//TODO: change the downstream code so it's less brittle after we get to prod(WARN)
//TODO: don't hard code this variable, had to get prod up and running due to leap year
In my experience TODO are most commonly placed by either the guy doing a greenfield project, the code maintainer, or the guy getting production out of the ditch at 2am on a Saturday. I don't think I've ever seen a junior dev write one. My code has a few TODO sprinkled in but they're fairly rare, and call out where I had to make a decision due to constraints, and inform which direction I intended to take.
They're placeholders for me. Not for everyone else. I can't write perfect code the first time. I may use hardcoded strings (instead of spending 20 mins uploading the string to localization). I may make a O(n^2) loop because I'm fixing another problem. If you find these TODO in a PR, you should call them out. Or I might be on a long vacation next week but I don't want to leave the branch out of sync for a long time and it works but is a little dirty.

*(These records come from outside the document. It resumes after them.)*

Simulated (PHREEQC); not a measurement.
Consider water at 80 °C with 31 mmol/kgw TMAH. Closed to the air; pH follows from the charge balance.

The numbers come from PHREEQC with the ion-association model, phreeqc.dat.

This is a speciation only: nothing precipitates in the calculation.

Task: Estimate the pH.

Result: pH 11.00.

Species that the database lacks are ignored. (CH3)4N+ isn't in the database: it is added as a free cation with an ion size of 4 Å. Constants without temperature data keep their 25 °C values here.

In some other cases, they don't have to be done now. They're bottom priority. A hardcoded color that won't work with dark mode, but we have no plans to use dark mode, etc.
Personally, I normally don't. But every now and then it just intuitively seems like the right way to phrase the comment. Afraid I can't really explain any better than that.
It's useful when an unrelated change unintentionally gets rid of a TODO and you can cross-reference it with the tracker item to see more context and maybe close it too.